← Blog

Magento

Magento 2 sales_order forensics: joins that flag refund fraud

Refund fraud rarely announces itself in Magento 2. It hides in joins you have not run yet. Here is how we read sales_order when something feels off in the dashboard.

Jacob Molkenboer· Founder · A Brand New Company· 5 Jun 2026· 7 min
Open leather ledger with brass magnifier, paper receipt, green page tab, red wax seal on ivory desk by window.

The CFO emails on a Tuesday afternoon. Refund rate has crept from 3.1% to 5.4% over six months. Marketing did not change. The product mix did not change. Nobody on the support team can remember anything different. The Magento admin shows credit memos going out at the usual pace and the usual sizes. Nothing is on fire. Something is wrong.

The Magento dashboard is not built to answer this. It shows credit memos one at a time, grouped by who clicked the button. Refund fraud almost never looks suspicious in any single row. It looks suspicious in the relationships between rows. So you stop using the admin and you open a read replica.

The schema you actually care about

The interesting tables for refund forensics are smaller than the full sales graph. Five carry most of the signal:

  • sales_order: the header row. The columns that matter are entity_id, increment_id, customer_id, customer_email, base_grand_total, total_refunded, status, created_at.
  • sales_creditmemo: one row per refund document, joined to the order through order_id.
  • sales_creditmemo_item: the line items inside each credit memo.
  • sales_order_payment: the payment method and, depending on your gateway, a fingerprint of the card or wallet.
  • sales_order_address: billing and shipping addresses, stored per order rather than per customer.

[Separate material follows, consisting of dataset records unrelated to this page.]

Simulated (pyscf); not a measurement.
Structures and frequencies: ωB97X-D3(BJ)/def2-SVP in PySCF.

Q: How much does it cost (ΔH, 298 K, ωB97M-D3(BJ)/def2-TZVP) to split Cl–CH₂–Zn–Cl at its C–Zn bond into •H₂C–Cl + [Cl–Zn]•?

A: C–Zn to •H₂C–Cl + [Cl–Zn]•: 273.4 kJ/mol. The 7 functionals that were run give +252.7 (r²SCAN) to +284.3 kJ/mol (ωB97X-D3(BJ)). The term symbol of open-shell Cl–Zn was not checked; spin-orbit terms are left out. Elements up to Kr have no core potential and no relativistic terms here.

If you want the field-by-field definition that survives every version bump, read the Sales module's db_schema.xml files on Magento's GitHub. That is the source of truth; blog posts about the schema lag behind it.

Customers who own more accounts than they should

The cleanest external refund-fraud signal is one human running multiple Magento customers. Same shipping street, same card, different email. The admin will show two unrelated accounts; the database will not.

Start with reuse of shipping address across customer_ids:

SELECT
  CONCAT(LOWER(TRIM(soa.street)), '|', soa.postcode, '|', soa.country_id) AS addr_hash,
  COUNT(DISTINCT so.customer_id)    AS customers,
  COUNT(DISTINCT so.customer_email) AS emails,
  SUM(so.base_grand_total)          AS lifetime_sales,
  SUM(so.total_refunded)            AS lifetime_refunded,
  ROUND(SUM(so.total_refunded) / NULLIF(SUM(so.base_grand_total), 0), 3) AS refund_rate
FROM sales_order so
JOIN sales_order_address soa
  ON soa.parent_id   = so.entity_id
 AND soa.address_type = 'shipping'
WHERE so.created_at >= NOW() - INTERVAL 12 MONTH
GROUP BY addr_hash
HAVING customers   >= 3
   AND refund_rate >= 0.25
ORDER BY lifetime_refunded DESC
LIMIT 50;

The shape that comes back is not subtle. A normal household has one or two customer_ids at a given address over a year. A refund ring will show seven, twelve, twenty. The refund_rate column is what flips a curious result into an investigation.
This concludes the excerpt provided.